Colloquium Archive

An Introduction To Antlr And Domain-Specific Languages

Terence Parr, University of San Francisco

09/15/2005

Most people think of grammars and parser generators in terms of building compilers, yet the number of language recognition and translation tasks dwarfs the number of compilers being built. This lecture illustrates the wide applicability of parser generators to domain specific languages and other recognition and translation tasks. ANTLR codifies what programmers do naturally by hand, thereby placing the power of formal languages in the hands of the average programmer. This lecture is a practical introduction to ANTLR and uses numerous examples to demonstrate the power of simple grammars and their use in a variety of common tasks.

Project Management In It

Raúl D. Ocazionez, Informatix, Inc., San Francisco & Sacramento

09/22/2005

In today’s competitive IT world of, successful companies require a scalable, step-by-step methodology for planning and executing projects. This talk discusses the approaches, tools, and strategies that are being used to effectively monitor and manage projects that keep IT companies thriving in today’s competitive market. A certified Project Management Professional (PMP®) from the Project Management Institute (PMI®) himself, Mr. Ocazionez has transformed Informatix from its humble beginnings nearly 20 years ago into a formidable force in the areas of automated child support payment systems, electronic document management, and payment processing with plans to expand the company’s reach even further. Mr. Ocazionez will address the importance of project management in IT while providing anecdotes about his own recipe for success.

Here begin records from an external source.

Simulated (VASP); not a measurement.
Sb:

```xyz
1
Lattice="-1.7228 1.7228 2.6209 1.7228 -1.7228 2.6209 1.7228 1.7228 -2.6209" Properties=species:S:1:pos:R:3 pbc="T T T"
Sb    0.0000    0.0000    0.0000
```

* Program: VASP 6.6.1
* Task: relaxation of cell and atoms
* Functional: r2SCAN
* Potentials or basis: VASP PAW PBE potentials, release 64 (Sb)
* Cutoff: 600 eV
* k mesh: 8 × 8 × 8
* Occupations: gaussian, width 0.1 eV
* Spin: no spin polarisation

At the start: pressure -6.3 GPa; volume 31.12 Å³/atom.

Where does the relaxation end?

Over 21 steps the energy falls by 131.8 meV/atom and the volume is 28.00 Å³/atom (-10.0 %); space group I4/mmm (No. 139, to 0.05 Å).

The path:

Event-Based Aspect-Oriented Programming

Robert Filman, Research Institute for Advanced Computer Science, NASA Ames Research Center, Moffett Field

09/29/2005

For many applications, most code is not devoted to implementing the primary I/O functionality, but instead addresses other concerns, such as reliability, availability, responsiveness, performance, security, and manageability. Conventional programming practice requires the programmer to keep all these other "ilities" in mind while coding and to explicitly invoke behavior at exactly the right places to achieve them. Aspect-Oriented Programming (AOP) is an emerging technology for allowing the separate specification and coding of multiple concerns, while nevertheless providing mechanisms to automatically meld these separate expressions into working programs. This talk presents a pair of AOP systems, past work on the Object Infrastructure Framework (OIF) and current work on event-based quantification, and provides some observations on the distinguishing characteristics of AOP technology. OIF is a distributed object technology that implements separate concerns as dynamic wrappers on object components. Interesting elements of OIF include its mechanisms for application and aspect communication, its dynamic nature, and its language for expressing where aspects apply to base code. Current work is on understanding AOP in terms of quantification over the structures of program text, the results of static program analysis, and the events in program execution. Initial work on event-based quantification, an attempt to map directly and widely the interesting properties of programs into transformations that realize those properties, will be mentioned also.

Payment Card Security

Kim Wagner, VISA Worldwide Services, San Francisco

10/06/2005

Payment card fraud is a billion dollar global industry. Moreover, the fraud picture is constantly changing due to the rapid emergence of new payment mechanisms as well as the evolving battle between new frauds and new countermeasures. This presentation will give a snapshot of the prevailing threats and countermeasures, with a focus on card-present transactions.

The Design Of The Vmware Vmkernel --An Os Kernel For Managing Virtual Machines

Kinshuk Govil, VMWare, Palo Alto

10/13/2005

VMware ESX Server is a platform for running many Intel-x86 virtual machines on a single physical machine for purposes of consolidating workloads and simplifying system management. ESX Server runs an OS kernel specifically designed to manage virtual machines (VMs). This OS kernel, known as the VMkernel, provides strict resource allocation guarantees for VMs, highly efficient I/O, and advanced reliability features. It runs on servers with up to 16 processors and can manage up to 10 VMs per processor. This talk describes the architecture of the VMkernel, some of the unique issues that it solves in order to manage VMs effectively, and interesting research topics that remain.